The Student Room Group

D1 - Chinese Postman

I have a couple of questions about 'Chinese Postman' questions:

- What's the general formula for working out how many ways the odd vertices can be paired together, eg: 4 odd vertices can be paired in 6 ways

- When the question asks for 'an optimal Chinese postman route' what do you have to do? do you still try and find the shortest route, despite there being 6 odd vertices, thus meaning it will take a long time to work out

thanks
doesn't anyone go on the maths forum anymore? it used to be the one place i was guaranteed help
Reply 2
It's because you're asking a D1 question; not that many people seem to do D modules and even fewer actually find it interesting enough to go into D1 threads :p:.
well do you happen to know the answer cos im stuck.

kinda off topic but i can now see why so few people do decision maths - i absolutely hate it!! im so not a logical person
Reply 4
I have absolutely no idea. My F Maths group did half of D1 then gave up and did M3 because decision maths is so tedious :p:
Reply 5
sucks to be you i guess.
it's tedious and not even that easy. the whole following the rules thing is easy, but some of the random questions are hard (im not in a very eloquent mood right now lol)
Reply 7
2 odd vertices can only be paired once.
4 odd vertices can only be paired six ways.
6 odd vertices can only be paired fifteen ways.

See the pattern? It's every other triangle number.

As a formula, I think it's n odd vertices can be paired (n-1)+(n-2)+...+2+1 ways, or n(n-1)/2 ways. n is of course necessarily even.
Reply 8
You're doing D1; rest assured that in the exam you won't have a Chinese Postman problem with any more than six odd vertices to pair. Indeed, if you are given six, the question usually is given more marks and allowed more time. So just use the normal method.
Just a small reminder that Chinese Postman is a another fancy name for the not so fancy ROUTE INSPECTION
Reply 10
You have the equation slightly incorrect, just try it (I initially made the same mistake).

Several students ask for it and I haven't found it anywhere, so had to derive it, unsimplified its the product of the odd values less than n (if there are n odd nodes):

(n-1)(n-3)(n-5)x...x3 x1

As an expression this is:

n! / [2^(n/2) *(n/2)!]

For 12 this would be:
12!/[2^6*6!]
479001600 / [64*720]
479001600 / 46080
10395

As required
Original post by djmcguigan
You have the equation slightly incorrect, just try it (I initially made the same mistake).
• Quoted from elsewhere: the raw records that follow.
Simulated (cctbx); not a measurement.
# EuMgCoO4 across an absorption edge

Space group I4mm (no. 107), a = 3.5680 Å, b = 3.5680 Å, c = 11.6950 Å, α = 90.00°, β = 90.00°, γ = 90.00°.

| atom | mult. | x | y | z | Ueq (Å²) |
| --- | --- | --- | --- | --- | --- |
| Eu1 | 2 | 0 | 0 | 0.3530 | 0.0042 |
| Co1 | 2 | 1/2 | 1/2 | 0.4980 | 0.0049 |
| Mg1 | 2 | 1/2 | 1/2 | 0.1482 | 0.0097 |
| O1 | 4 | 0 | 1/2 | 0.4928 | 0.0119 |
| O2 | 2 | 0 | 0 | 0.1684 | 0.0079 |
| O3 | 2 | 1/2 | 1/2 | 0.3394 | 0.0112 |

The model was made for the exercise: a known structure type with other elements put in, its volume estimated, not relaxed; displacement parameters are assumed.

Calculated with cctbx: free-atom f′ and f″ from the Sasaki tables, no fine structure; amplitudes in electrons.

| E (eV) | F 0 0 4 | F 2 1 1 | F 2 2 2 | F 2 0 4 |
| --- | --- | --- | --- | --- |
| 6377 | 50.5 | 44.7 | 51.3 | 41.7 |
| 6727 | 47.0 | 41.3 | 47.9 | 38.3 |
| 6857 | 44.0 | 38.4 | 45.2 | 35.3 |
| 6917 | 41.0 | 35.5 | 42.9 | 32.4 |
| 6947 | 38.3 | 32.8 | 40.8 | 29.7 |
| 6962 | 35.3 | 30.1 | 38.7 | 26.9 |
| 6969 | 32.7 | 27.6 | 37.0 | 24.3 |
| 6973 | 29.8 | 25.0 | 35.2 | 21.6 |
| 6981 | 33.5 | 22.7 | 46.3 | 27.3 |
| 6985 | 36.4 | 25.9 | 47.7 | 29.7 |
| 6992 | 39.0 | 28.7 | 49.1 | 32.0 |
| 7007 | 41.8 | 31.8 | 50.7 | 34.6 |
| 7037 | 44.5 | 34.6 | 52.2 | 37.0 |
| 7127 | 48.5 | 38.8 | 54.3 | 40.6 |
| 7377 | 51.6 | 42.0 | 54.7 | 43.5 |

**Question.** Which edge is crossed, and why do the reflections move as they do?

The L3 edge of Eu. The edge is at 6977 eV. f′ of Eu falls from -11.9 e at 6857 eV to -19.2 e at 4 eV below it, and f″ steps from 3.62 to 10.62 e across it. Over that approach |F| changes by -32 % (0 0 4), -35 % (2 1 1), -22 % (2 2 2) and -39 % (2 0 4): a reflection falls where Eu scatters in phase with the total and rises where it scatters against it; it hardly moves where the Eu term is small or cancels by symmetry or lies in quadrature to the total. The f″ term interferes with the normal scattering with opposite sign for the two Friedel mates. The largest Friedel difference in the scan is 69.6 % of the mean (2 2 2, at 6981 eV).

Several students ask for it and I haven't found it anywhere, so had to derive it, unsimplified its the product of the odd values less than n (if there are n odd nodes):

(n-1)(n-3)(n-5)x...x3 x1

As an expression this is:

n! / [2^(n/2) *(n/2)!]

For 12 this would be:
12!/[2^6*6!]
479001600 / [64*720]
479001600 / 46080
10395

As required


Since, you're new, it's understandable you bumping a 6 year old thread :tongue:

Btw, welcome to TSR :woo:
Reply 12
Original post by boromir9111
Since, you're new, it's understandable you bumping a 6 year old thread :tongue:

Btw, welcome to TSR :woo:


Threads this old are spooky.
Original post by thats_my_poison
I have a couple of questions about 'Chinese Postman' questions:

'- What's the general formula for working out how many ways the odd vertices can be paired together, eg: 4 odd vertices can be paired in 6 ways'.

The solution for this problem is: 1 x 3 x 5 x .... (next odd number until n-1);
e.g. 4 odd vertices = 1 x 3 = 3 pairs
6 odd vertices = 1 x 3 x 5 = 15 pairs

- When the question asks for 'an optimal Chinese postman route' what do you have to do? do you still try and find the shortest route, despite there being 6 odd vertices, thus meaning it will take a long time to work out

The optimal Chinese Postman Route = Total + Repeat Route.